Bernard Kalb, the journalist, author and former U.S. Department of State spokesperson who resigned in protest, has died. He was 100.
The veteran foreign correspondent died of complications from a fall, said his younger brother, Marvin Kalb.
Bernard Kalb got his start during World War II, working for a camp newspaper in the Aleutian Islands under editor Dashiell Hammett, who would go on to write detective novels including “The Maltese Falcon.”
After two years in the Army, Kalb worked for The New York Times from 1946 to 1961, starting at the radio desk and moving to overseas assignments. Those included a four-month stay in Antarctica and a stint in Indonesia.
Moving to CBS in 1962, he returned to Southeast Asia, then joined his brother in covering the State Department in Washington. They moved together to NBC in 1980. In 1984, Bernard Kalb went to work as a spokesman for then-Secretary of State George Shultz under former President Ronald Reagan.

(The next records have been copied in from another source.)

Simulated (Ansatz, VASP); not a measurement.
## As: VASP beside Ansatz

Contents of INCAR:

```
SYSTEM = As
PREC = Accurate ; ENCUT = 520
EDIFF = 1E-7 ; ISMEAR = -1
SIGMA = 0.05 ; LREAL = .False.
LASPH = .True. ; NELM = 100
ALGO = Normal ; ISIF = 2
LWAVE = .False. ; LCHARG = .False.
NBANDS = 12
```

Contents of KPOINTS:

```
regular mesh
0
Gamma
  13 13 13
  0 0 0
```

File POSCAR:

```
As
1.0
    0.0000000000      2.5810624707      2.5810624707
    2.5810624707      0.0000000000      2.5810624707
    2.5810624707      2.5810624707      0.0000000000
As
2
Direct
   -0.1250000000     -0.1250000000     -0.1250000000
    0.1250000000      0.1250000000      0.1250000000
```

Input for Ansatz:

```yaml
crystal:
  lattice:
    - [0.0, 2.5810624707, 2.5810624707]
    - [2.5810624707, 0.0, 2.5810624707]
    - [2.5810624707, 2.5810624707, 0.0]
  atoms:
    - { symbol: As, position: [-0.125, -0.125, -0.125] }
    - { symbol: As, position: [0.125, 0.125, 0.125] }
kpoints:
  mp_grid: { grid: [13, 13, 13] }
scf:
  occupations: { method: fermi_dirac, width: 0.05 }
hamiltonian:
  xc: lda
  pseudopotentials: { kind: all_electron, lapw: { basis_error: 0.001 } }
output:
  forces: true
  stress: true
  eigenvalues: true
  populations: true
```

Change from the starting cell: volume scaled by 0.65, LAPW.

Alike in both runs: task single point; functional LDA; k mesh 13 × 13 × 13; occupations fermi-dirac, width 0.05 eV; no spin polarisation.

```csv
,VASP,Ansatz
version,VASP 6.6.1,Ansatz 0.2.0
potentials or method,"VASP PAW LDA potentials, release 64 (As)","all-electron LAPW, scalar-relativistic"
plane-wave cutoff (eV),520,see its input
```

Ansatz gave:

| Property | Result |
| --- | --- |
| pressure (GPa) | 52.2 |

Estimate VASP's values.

In 1986, the federal government launched a disinformation campaign after U.S. airstrikes on Libyan leader Moammar Gadhafi’s compound earlier that year, duping the dictator into thinking he was about to be attacked again. After the Washington Post exposed the campaign, which Kalb didn’t know about, he resigned.
“I am concerned about the impact of any such program on the credibility of the United States,” he said at the time. “Anything that hurts America’s credibility, hurts America.”
Kalb later returned to journalism, becoming the founding anchor of “Reliable Sources” on CNN from 1992 to 1998.
“Bernard Kalb was an important figure in journalism, and his pioneering efforts to hold our profession to account are immeasurable,” CNN Chairman and CEO Chris Licht said in a statement.
Kalb is survived by his wife, Phyllis, and their four daughters.